My son is obsessed with fashion. He wakes up in the morning, tries on ten outfits, and when I laugh, he says, "Mom! Don't laugh! You know fashion is really important to me!"

Just the fact that he talks about it like this blows me away. The rest of us barely even change our clothes. He quickly learned that buying clothes in the store is way more fun than online so now when we drive to the Chicago suburbs for cello, we also go for clothes shopping.

He buys an outfit, puts it on in the store, and then goes outside to create a fashion shoot. "Mom. Take the picture here! Wait. I need a serious face. Okay. Now."

This nonstop fashion extravaganza is part of our homeschooling. It's letting him be creative and express who he is.

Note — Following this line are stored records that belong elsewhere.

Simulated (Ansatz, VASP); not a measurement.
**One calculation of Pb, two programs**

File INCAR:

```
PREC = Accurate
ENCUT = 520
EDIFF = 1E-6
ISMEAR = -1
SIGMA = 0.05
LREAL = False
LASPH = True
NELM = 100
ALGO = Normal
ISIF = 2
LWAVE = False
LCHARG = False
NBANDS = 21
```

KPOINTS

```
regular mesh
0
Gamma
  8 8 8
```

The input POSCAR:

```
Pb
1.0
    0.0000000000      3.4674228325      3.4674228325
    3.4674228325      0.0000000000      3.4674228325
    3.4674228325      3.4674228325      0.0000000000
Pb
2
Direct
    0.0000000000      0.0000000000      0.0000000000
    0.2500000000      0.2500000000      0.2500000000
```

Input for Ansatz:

A friend sent me this article from Time magazine that says that parental involvement makes a bigger difference in school than what school the kid goes to. My first instinct was, wow, this is so understated. I mean, the IQ your kid is born with impacts your kid way more than any classroom, so of course which parents you have matters more than which school you attend.

But I think the point of the article really is that parents have a big impact on how well kids perform in school. The problem is the underlying assumption that the goals of school are a good use of the kid's time with the parents. Is is a nice childhood to have parents doing math homework with a kid who will grow up to be a poet?

Why should the goals of the time the kids spends in school be the same as the goals of the time the kids spend with parents?

My favorite thing about homeschooling is that people don't tell me how to spend my time with my kid. We form our relationship based on what will be a fun, fulfilling childhood. I am still reeling from the book I read by economist Bryan Caplan: Selfish Reasons to Have More Kids. It's about the the nature/nurture debate, and how overwhelming nature wins over nuture. The book, which is absolutely teeming with research to support the nature conclusion, shows that the only thing a parent can really do is to make childhood full of good memories.

And when Time magazine tells parents to help their kids meet the school's testing goals, the researchers are not thinking at all about that.